The secondary index is getting scanned since you put the column in your query. The behavior you are looking for is a coming feature called Global Indexes slated for 3.0. https://issues.apache.org/jira/browse/CASSANDRA-6477

In the meantime, you could build your own lookup table even with this low of cardinality. If the point is to find everyone of a certain gender in a company, give this a try.

create table company_gender (
   company_id uuid,
   gender text,
   person_id uuid,
   PRIMARY KEY (company_id, gender)

Each company would be a partition and you could find all males or females with a single query. The bonus is that you would get paging which will be much more efficient. 


On Fri, Mar 6, 2015 at 2:56 PM, Jimmy Lin <y2klyf+work@gmail.com> wrote:
Ran into RPC timeout exception when execution a query that involve secondary index of a Boolean column when for example the company has more than 1k person.
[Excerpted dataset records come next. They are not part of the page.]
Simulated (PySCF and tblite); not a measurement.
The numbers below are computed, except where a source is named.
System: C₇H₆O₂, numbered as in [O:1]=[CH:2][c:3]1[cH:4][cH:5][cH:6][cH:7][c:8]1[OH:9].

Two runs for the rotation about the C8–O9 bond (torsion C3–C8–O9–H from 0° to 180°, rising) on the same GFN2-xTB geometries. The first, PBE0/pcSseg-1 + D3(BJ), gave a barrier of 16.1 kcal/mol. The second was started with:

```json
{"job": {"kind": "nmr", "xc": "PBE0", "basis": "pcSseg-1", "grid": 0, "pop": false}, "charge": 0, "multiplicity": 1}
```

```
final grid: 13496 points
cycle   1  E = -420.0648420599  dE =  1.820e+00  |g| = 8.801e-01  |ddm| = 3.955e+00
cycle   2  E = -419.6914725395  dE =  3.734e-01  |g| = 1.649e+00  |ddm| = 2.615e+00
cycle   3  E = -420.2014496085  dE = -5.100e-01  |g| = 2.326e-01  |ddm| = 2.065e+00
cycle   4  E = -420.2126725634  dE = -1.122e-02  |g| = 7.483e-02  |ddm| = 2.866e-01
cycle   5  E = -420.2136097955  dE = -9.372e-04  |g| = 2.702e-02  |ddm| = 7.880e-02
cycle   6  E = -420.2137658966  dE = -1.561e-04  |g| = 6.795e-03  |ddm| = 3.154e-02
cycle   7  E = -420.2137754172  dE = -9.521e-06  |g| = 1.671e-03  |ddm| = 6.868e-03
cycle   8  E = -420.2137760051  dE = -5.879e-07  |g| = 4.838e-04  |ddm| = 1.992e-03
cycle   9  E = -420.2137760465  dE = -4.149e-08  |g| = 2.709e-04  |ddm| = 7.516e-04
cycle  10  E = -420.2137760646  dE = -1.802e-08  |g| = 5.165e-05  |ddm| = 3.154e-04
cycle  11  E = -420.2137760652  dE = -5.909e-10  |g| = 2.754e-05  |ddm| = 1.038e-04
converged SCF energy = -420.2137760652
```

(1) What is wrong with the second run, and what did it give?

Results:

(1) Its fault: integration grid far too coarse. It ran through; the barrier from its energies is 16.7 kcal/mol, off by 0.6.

select * from company where company_id=xxxx and isMale = true;

such extreme low cardinality of secondary index  like the other docs stated, will result in basically 2 large row those values. However, I thought since I also bounded the query with my primary partition key, won't that be first consulted and then further narrow down the result and be efficient?

Also, if I simply do
select * from company where company_id=xxxx ;
(without the AND clause on secondary index, it return right away)

Or mayb Cassandra server internal always parsing the secondary index result first?


I have a simple table

create table company {
company_id uuid,
person_id uuid,
isMale Boolean,
PRIMARY KEY (company_id, person_id)